State v. Wash
This text of State v. Wash (State v. Wash) is published on Counsel Stack Legal Research, covering Court of Appeals of North Carolina primary law. Counsel Stack provides free access to over 12 million legal documents including statutes, case law, regulations, and constitutions.
Opinion
An unpublished opinion of the North Carolina Court of Appeals does not constitute controlling legal authority. Citation is disfavored, but may be permitted in accordance with the provisions of Rule 30(e)(3) of the North Carolina Rules of Appellate Procedure.

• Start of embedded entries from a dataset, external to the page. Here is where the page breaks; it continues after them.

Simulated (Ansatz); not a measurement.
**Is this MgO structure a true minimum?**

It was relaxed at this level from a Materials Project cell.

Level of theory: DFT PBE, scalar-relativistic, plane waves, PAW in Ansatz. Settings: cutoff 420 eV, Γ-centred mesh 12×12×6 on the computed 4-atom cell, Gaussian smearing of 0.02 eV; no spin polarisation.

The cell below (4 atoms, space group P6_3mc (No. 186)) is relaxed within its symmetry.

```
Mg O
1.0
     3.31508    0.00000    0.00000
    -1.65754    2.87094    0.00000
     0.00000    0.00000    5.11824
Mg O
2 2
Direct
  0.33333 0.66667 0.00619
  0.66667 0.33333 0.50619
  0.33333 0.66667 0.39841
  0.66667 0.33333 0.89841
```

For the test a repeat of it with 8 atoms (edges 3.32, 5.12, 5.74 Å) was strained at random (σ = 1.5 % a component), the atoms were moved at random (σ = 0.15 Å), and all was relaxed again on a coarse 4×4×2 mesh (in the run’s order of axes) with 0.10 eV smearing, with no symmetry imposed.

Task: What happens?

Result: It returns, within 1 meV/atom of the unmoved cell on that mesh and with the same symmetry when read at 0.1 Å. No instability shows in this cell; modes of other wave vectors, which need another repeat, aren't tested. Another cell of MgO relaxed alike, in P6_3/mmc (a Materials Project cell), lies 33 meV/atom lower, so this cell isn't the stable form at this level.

NO. COA13-1152 NORTH CAROLINA COURT OF APPEALS
Filed: 6 May 2014
STATE OF NORTH CAROLINA
v. Rowan County Nos. 06 CRS 57896-97, 07 CRS 51270 JOVAN DAVID WASH
Appeal by defendant from judgments entered 4 April 2013 by
Judge W. Erwin Spainhour in Rowan County Superior Court. Heard
in the Court of Appeals 7 April 2014.
Attorney General Roy Cooper, by Assistant Attorney General Robert D. Croom, for the State.
Leslie C. Rawls for defendant-appellant.
ELMORE, Judge.
Jovan David Wash (defendant) appeals from judgments entered
upon jury verdicts finding him guilty of three counts of robbery
with a firearm. The trial court sentenced defendant to three
consecutive terms of 102 to 132 months imprisonment. Defendant
gave oral notice of appeal in open court. -2- Defendant’s sole argument on appeal is that the trial court
erred in denying his motion to dismiss the robbery with a
firearm charge in file number 06 CRS 57897. Defendant contends
the State failed to establish all of the elements of robbery
with a firearm in that charge, because the State only presented
evidence that he possessed a firearm during the robbery and
never threatened or endangered the lives of the victims. We
disagree.
“This Court reviews the trial court’s denial of a motion to
dismiss de novo.” State v. Smith, 186 N.C. App. 57, 62, 650
S.E.2d 29, 33 (2007). “‘Upon defendant’s motion for dismissal,
the question for the Court is whether there is substantial
evidence (1) of each essential element of the offense charged,
or of a lesser offense included therein, and (2) of defendant’s
being the perpetrator of such offense. If so, the motion is
properly denied.’” State v. Fritsch, 351 N.C. 373, 378, 526
S.E.2d 451, 455 (quoting State v. Barnes, 334 N.C. 67, 75, 430
S.E.2d 914, 918 (1993)), cert. denied, 531 U.S. 890, 148 L. Ed.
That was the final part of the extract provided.